Word clouds have recently become commonly used in many areas where text data is being analyzed. For example, companies may want to study the reviews customers have written about their products or services, and determine what are the most (and least) common words that appear in the reviews. The purpose of word clouds is to displays text with a size (and sometimes color) proportional to the count of the number of times each word appeared in a document.
The challenge with word clouds is that they are useful for qualitative analysis but not quantitative analysis. As an example, Figure 1 shows a word cloud of common words that appear on a few reviews from a smartphone. When you spend a few minutes analyzing this image, you will notice that the word “battery” seems to be bigger (and more red) than the other words, indicating that in this dataset, users tend to talk a lot about the battery of the product. We can compare this with the word “new” that seems to be smaller (and less red) than the rest of the words. How much bigger would you say the word “battery” is compared to the word “new” ?

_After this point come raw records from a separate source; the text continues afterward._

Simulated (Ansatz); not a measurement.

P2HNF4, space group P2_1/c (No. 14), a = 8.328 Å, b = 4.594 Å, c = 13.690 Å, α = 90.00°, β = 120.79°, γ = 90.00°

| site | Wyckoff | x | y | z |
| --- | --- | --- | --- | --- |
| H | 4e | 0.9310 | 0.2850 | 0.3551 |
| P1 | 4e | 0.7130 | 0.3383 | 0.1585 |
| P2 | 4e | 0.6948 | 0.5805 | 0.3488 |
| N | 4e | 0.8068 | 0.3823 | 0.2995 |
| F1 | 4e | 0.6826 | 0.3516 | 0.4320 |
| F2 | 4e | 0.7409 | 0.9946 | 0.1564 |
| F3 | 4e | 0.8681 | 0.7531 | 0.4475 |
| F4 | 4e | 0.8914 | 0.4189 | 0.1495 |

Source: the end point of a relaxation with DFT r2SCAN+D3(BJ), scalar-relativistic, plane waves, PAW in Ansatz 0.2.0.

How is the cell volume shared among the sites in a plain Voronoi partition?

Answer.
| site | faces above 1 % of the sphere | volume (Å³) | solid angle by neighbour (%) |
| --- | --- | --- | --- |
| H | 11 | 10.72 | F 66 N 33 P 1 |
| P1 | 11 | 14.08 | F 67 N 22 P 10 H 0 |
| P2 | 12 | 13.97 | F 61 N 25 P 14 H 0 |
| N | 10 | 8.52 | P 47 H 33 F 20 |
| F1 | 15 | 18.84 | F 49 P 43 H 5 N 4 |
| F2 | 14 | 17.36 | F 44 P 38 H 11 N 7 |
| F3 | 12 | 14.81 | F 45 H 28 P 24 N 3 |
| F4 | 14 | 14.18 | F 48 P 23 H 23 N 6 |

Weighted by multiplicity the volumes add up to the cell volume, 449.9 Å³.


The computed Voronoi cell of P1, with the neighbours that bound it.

Let's now analyze Figure 2, where the word “new” is much bigger than the word “battery”. How many more times would you guess that the word “new” occurs relative to “battery”?
In Figure 3 we observe on the left and right side the relative sizes of both words obtained from Figure 1 and 2, respectively. How many more times is the bigger word compared to its smaller counterpart?
One question you may ask is whether the words should be compared by their width, height or area. For example, on the left side of Figure 4 we observe that the word “battery” is approximately 5 times, 3 times and 5x3 = 15 times the word “new” based on width, height and area, respectively. Similarly, on the right side of Figure 4 we observe that the word “new” is 2 times, 3 times and 2x3 = 6 times the word “battery” based on width, height and area, respectively. Another way of analyzing this is by counting the number of characters that make up the bigger word. In this case, the width of the left side would be over 16 characters, while the one of the right would be about 14 characters.
In reality the larger word occurs 17 times in the dataset compared to the smaller word which occurs only 1 time. This can be observed in Figure 5, that displays a bar chart which presents the word count of the words that appear on the document. The only difference is that the bar chart on the left side contains the word “battery” at the top, and the word “new” at the bottom. On the right side, these words are flipped. All the other words in the document are the same for both cases.
In summary, we can observe that word clouds are a visually appealing way of displaying text data that can provide a qualitative analysis of the frequency of words (for example, we can determine which words occur more often); however, they are limited in providing quantitative information such as how many more times do certain words appear compared to others. A bar chart representations may be a quantitative alternative.
Although the word “battery” occurs as the most common word, this analysis would not indicate if users are speaking positively or negatively about the battery of the smartphone, so further analysis would need to be made to understand the users sentiment.